Use OpenOnload® or EnterpriseOnload® stacks to accelerate your workloads in Kubernetes® and OpenShift® clusters.
- OpenOnload (including EnterpriseOnload) 8.1+
- AMD Solarflare hardware (
sfc
) - OpenShift Container Platform (OCP) 4.10+ with
- Both restricted network or internet-connected clusters
Deployment can also be performed on Kubernetes 1.23+ but full implementation details are not currently provided. The Onload Device Plugin is not currently designed for standalone deployment.
Please see Release Notes for further detail on version compatibility and feature availability.

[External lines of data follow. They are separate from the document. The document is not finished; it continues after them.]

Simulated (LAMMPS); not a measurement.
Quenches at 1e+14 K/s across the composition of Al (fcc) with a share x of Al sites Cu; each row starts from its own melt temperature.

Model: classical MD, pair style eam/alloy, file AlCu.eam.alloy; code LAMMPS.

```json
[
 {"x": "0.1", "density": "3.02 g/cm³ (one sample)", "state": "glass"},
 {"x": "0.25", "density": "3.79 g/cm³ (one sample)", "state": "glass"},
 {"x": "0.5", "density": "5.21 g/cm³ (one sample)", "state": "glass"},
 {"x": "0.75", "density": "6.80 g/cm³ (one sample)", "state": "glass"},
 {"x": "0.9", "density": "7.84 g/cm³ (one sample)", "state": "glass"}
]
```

Your terminal requires access to:
- Your cluster via
kubectl
oroc
- This repository
This documentation standardises on kubectl
but both are compatible: alias kubectl=oc
.
Most users can benefit from the provided container images along with
KMM's in-cluster onload-module
builds.
A more comprehensive development environment is required for special use cases, namely:
- building bespoke
onload-module
images outside the cluster, - OpenShift MachineConfig for Day 0/1 sfc,
- developing Onload, and/or
- developing Onload Operator or Onload Device Plugin.
Your cluster requires access to the following provided container images:
onload-operator
onload-device-plugin
onload-user
onload-source
(if in-cluster builds)sfptpd
(optional)sfnettest
(optional)- KMM Operator & dependents
- DTK (if in-cluster builds on OpenShift)
- OpenShift includes a
driver-toolkit
(DTK) image in each release. No action should be required.
- OpenShift includes a
The cluster also requires access to the following node-specific kernel module container image(s) which may be provided externally or internally. If using in-cluster builds, push access to an internal registry will be required. Otherwise, only pull access is required if these images are pre-built. Please see Release Notes for further detail on feature availability.
onload-module
When using in-cluster builds, other dependencies may be required depending on
the method selected. These may include ubi-minimal
container image and
UBI RPM repositories.
Nodes require 60MB of root-writable local storage, by default in /opt
.
This repository's YAML configuration uses the following images by default:
docker.io/onload/onload-operator
docker.io/onload/onload-device-plugin
docker.io/onload/onload-source
docker.io/onload/onload-user
docker.io/onload/sfptpd
docker.io/onload/sfnettest
For restricted networks these container images can be mirrored.
To accelerate a pod:
- Configure the Onload Operator
- Configure an Onload Custom Resource (CR)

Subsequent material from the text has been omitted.